There are times when I feel I’m not fit to claim the label “intellectual” because I honestly want every book I read to end happily. Books that end tragically, that make me cry, they are often strangely beautiful and stirring, but I don’t go in for “tear jerkers” as a rule. I live a very happy life and I am so thankful for this moment in which I can honestly say that. But I know that books or movies that open a window into someone else’s life and pain also open windows in my heart to simply feel, whether its through my own story or someone else’s. We all can attest to the fact that days pass by and string into apathy if we let them, if we don’t actively seek out the joy existing inside or the pain that needs healing in the people around us.
The truth is, I can easily become the person who will judge instead of try to understand. I first realized that about myself when I read Housekeeping by Marilynne Robinson. It’s the story of two sisters, Ruth and Lucille, whose mother is gone and who are raised by various family members in a rather haphazard fashion. They finally end up with their Aunt Sylvie, who has a history of transience. I had to look up “transience,” but I learned through the book it basically means that she often chose to be homeless. The book was a hard read for me, a woman who was raised in a cheery and loving home and who is very much a homebody. How much I learned, though! I saw into the struggle of “housekeeping” in a person’s mind who is unsettled about so many things. I learned that when I see a homeless person in my city, it’s not a given that they are suffering from addictions or poverty, but that they could be suffering something much harder to define. Kindness of heart and of actions should not be so hard to muster for people I don’t understand, yet it’s true that’s easier now I have some understanding of a mindset totally foreign to me. Someone once told my husband “There’s plenty of work to be had if you want it. No one has to be homeless if they don’t want to.” I had no idea how he could say that until I read Housekeeping. On top of the amount of insight I gained, the novel is a classic in its stark beauty and detail. It was bleak, it was at times depressing, but it is an important book to me.
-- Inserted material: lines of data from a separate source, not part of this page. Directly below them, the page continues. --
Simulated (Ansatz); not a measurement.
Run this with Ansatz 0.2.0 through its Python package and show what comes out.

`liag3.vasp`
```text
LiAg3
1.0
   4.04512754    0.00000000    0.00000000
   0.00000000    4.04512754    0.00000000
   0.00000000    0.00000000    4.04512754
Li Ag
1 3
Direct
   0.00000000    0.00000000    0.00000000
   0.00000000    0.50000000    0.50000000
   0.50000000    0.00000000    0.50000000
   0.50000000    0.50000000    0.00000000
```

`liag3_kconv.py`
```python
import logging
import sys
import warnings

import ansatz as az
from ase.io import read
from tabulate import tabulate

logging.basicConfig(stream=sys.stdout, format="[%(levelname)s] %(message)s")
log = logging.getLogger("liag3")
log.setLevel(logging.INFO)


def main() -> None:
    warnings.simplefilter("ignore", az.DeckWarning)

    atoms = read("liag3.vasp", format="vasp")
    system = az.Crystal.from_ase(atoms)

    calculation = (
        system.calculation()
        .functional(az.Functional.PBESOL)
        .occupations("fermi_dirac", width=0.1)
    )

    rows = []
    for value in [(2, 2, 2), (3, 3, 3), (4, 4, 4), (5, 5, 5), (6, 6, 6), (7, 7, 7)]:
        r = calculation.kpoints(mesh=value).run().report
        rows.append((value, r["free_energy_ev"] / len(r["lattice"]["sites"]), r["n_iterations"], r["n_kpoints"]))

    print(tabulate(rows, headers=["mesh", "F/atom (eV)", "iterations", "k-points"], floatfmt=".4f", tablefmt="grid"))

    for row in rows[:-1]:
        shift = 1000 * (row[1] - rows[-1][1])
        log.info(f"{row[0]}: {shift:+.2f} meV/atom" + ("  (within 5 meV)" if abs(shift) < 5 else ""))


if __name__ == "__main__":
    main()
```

I found the same insights in the more recent The Language of Flowers by Vanessa Diffenbaugh. I wasn’t expecting to be so confronted with a person’s inner turmoil in a book about flowers. The book is centered on Victoria Jones, an orphan who has aged out of the foster care system and is thrust into the world utterly alone. Her past is all pain that she doesn’t want to confront, but the future demands it. The wording of each chapter and the acute descriptions of childhood pain and loss and the pangs that never seem to end afterwards completely engrossed me even when I wanted to stop reading. My heart was broken for children born to mothers with the capacity to love who haven’t the capacity to act on that love due to the wounds still unhealed on their hearts. I know I’m bordering on gushy metaphysical hodgepodge, but I’m not sure how to explain this book without telling too much. The Language of the Flowers is one of the many books and experiences that led me to reflect on the blessings I have and what I’m supposed to do with them. I can’t say I’ve gotten very far with that question, but it’s one that I’m still working on and that was brought to the forefront of my mind by this book.
And just today, I finished The Light Between Oceans. The premise of the book is that a couple, Tom and Isabel Sherbourne, who live on a lonely lighthouse island off the coast of Western Australia, are longing for the family they can’t seem to have when one day a baby blows up onto their shore. They keep her, and their decision that they think will bring healing only adds links in a long chain of devastation. That description sounds totally hopeless, but there is a hopeful tone in the book, just as you would expect in a story centered on a lighthouse. I was conflicted about who to relate to in this book the whole time I was reading it. Of course, I’d never sympathize with kidnappers. Never, ever. But can I try to understand a mind unhinged by pain? Well, I guess I can try. The hero of the book, Tom, certainly did. His ability to forgive is humbling. In the end, I can and can’t relate to everyone in this book. But I can say that the words of Plato (or Ian MacLaren? The jury is still out), “Be kind, for everyone is fighting a hard battle” came to mind many times as I read the book. I enjoyed this book more than the other two I’ve mentioned in this post. It was more adventurous and less focused on the psychology of the characters, though that did make up a good part of the book. Stedman’s characters go through hard times, and I found them to be often infuriating and always endearing. She created a world on Janus Rock, the lighthouse post, that will be alive in my mind for a long time yet. I want to visit there, if it actually does exist. =)
There are some books that aren’t entirely “fun” to read but that grip you with ideas and the people the book creates and make you cry or laugh or just sit and contemplate “What if? What if that were me?” I want everyone to be happy (hang being intellectual!) and I would choose all books to end at least mostly happy, but there are some books who mix the bitter and the sweet to show the reality of what life is for some people. I wish that I had the courage or even the awareness to look people in the face and try to understand what life is like for them more often. These books I’ve mentioned are a few of the books that, though fiction, have pushed me into attempting to put myself in the shoes of people who seem wholly different from me. I could think of more, but I’d love to hear which books have done the same for you.